14.1. Pausing the repmgrd service

14.1.1. Prerequisites for pausing repmgrd
14.1.2. Pausing/unpausing repmgrd
14.1.3. Details on the repmgrd pausing mechanism

In normal operation, repmgrd monitors the state of the PostgreSQL node it is running on, and will take appropriate action if problems are detected, e.g. (if so configured) promote the node to primary, if the existing primary has been determined as failed.
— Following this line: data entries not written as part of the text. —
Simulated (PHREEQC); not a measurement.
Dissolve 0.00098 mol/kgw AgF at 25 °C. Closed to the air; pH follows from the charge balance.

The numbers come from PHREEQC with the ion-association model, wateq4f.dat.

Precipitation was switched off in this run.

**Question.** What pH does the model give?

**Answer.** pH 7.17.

However, repmgrd is unable to distinguish between planned outages (such as performing a switchover or installing PostgreSQL maintenance released), and an actual server outage. In versions prior to repmgr 4.2 it was necessary to stop repmgrd on all nodes (or at least on all nodes where repmgrd is configured for automatic failover) to prevent repmgrd from making unintentional changes to the replication cluster.

From repmgr 4.2, repmgrd can now be "paused", i.e. instructed not to take any action such as performing a failover. This can be done from any node in the cluster, removing the need to stop/restart each repmgrd individually.

Note

For major PostgreSQL upgrades, e.g. from PostgreSQL 11 to PostgreSQL 12, repmgrd should be shut down completely and only started up once the repmgr packages for the new PostgreSQL major version have been installed.

14.1.1. Prerequisites for pausing repmgrd

In order to be able to pause/unpause repmgrd, following prerequisites must be met:

  • repmgr 4.2 or later must be installed on all nodes.
  • The same major repmgr version (e.g. 4.2) must be installed on all nodes (and preferably the same minor version).
  • PostgreSQL on all nodes must be accessible from the node where the pause/unpause operation is executed, using the conninfo string shown by repmgr cluster show.

Note

These conditions are required for normal repmgr operation in any case.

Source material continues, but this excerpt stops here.